O mundo físico, o contato olho no olho com outras pessoas, sentir a natureza, observar a ecologia em que estamos inseridos. Esse é o convite do livro, é o seu fazer nada.
There has been a lot of discussion in recent times of the fragmentation of our attention, a destruction of our attention spans, by the internet and smartphones. The effect of these technologies on children and knowledge workers has been well-documented. But it is more wide-spread than that. Walk anywhere in India and you will find everyone with their faces stuck in their smartphones. I have seen shopkeepers service me without even turning to face me, while watching videos on their phone. I have been in taxies in which the driver had a smartphone on their car’s dashboard. I have witnessed carpenters do their work semi-distracted by their phones.
The default response to this situation has been things like the digital detox or digital minimalism. Proponents of these ideas say that you should move away from your phone in order to do what matters: develop your careers, produce meaningful results, live a productive life. Jenny Odell, the author of “How to Do Nothing”, and an American artist, takes this a few steps farther and a few fathoms deeper. She argues, very compellingly, we should save our attention not because that would save our productivity, but because it doing so is the only way to live a good life.
Odell discusses the impossibility of renouncing our smartphones, and then comes up with the refreshing idea of a “third space”. She then talks about how attentive communication brings in a spatial and temporal context to conversation. These two ideas she presents in a breathtakingly poetic language. (Read the last two paragraphs of chapter 6 to see what I mean.)
My only quibble is that Odell’s rants against capitalism and the Western civilisation are unnecessary. These are often couched in typical leftist gobbledygook. It seems to me that it would have been so much nicer if Odell’s case were presented with in a spiritual language. Instead of poor, oppressed people needing to protect their attention from devious capitalists, we are all humans trying to pull our attention from a mad world and our unruly senses to our real, peaceful, inner selves. After all, attention management has been a topic of discussion in a India millennia before the arrival of capitalism (see Arjuna’s question to Krishna in Gita 6.33 and 6.34, and Krishna’s response). Odell also seems unaware of Gandhi’s experiments with slow reading. Buddha does feature in her story, but she is ignorant of other important Indian thinkers in this field. This limits her work.
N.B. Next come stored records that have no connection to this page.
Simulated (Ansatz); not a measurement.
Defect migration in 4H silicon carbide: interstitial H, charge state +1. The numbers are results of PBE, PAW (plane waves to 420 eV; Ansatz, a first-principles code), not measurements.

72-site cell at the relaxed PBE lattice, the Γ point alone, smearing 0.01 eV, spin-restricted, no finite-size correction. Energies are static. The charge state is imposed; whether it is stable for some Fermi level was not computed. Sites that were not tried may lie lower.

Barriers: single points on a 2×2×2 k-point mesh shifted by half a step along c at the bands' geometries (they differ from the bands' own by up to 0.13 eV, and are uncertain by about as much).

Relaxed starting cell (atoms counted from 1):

Still, there is much that is positive in Odell. And we are in need of thinkers like her. This book is therefore strongly recommended.
I think one can relate more to the book (and some of the examples) if one is familiar with California.
The work was a little contradictory at times about our relationship with our ‘app-driven devices’. And, I found a mention of the author ‘killing time’ simply bizarre given the underlying emphasis on what might be seen as ‘mindfulness’.
Perhaps this was just a figure of speech? That said, I did find the author’s prose style rather clumsy at times. Is this because she writes in American English and I’m a British English writer? Or it might be generational?
I’ve got a background in computing going back to the late 1960s, and was involved with AI work in the mid 1980s. Even then, some of the problematic aspects of technology were evident - if only in embryo.
Jenny Odell offers lots of suggestions for resisting but I see little evidence that her impassioned pleas will have much impact on most of those trapped in the ‘Attention Economy’. If one does want to resist (perhaps even ‘drop out’ to some degree) opportunities to do so seem very dependant on how much personal autonomy one enjoys. This is, to be fair, something she recognises.
The one, overwhelming depressing aspect of the book is the assertion that there’s ‘hundreds of designers and engineers predict(ing) and plan(planing) for our every move on these platforms’. In other words, getting us to ‘click’ for reasons that are essentially about generating income for these corporations.
In a world facing a myriad of problems from climate change to a global refugee crisis, it’s more than a pity that these talented people can’t find something more constructive to do with their time and energy.
That is the crux of Odell’s book. We should look up, look up, and look around from our daily routine engrossed at work and around our computers and cellphones. It is a book that nudges us to appreciate the diversity around us that we ignore because we are always in a hurry, and locked in by our routines, too pre-occupied with an ultimate objective – getting that promotion, securing a deal, inventing the product we dreamt about, and so on.
Odell tells us plenty of nice stories of how life can be enjoyed, and in the process, learn not just to appreciate nature, but how we can do our part to preserve it. We learn the joy of actually noticing not just the birds in our garden or neighbourhood, but the different songs they make, and their habits. Odell has a way of spinning such stories that not only inspires ‘aha’ moments, but actually, creates lots of warm feelings about our surroundings and ourselves.
The CD version is well produced and read by Rebecca Gibel over 8 hours. Very clear production, and Gibel has a warm and soothing way of reading.
The only parts that didn’t resonate well with me were the parts about bioregionalism, developing a closet connection to the land we inhabit. While I do agree in principle, it felt like it was sometimes fetishising native and aboriginal cultures for their connection to the land, and some other times the arguments weren’t strong enough to convey something more than “natural is better.” It even contradicts itself when talking about building an I-Thou relationship with nature by using the names and categories we created to organise the natural world to our benefit.
All in all it’s an excellent book, even with those small flaws. I’m looking forward to reading it again in a few years to see how it affects me then, and I’m not someone who re-reads books.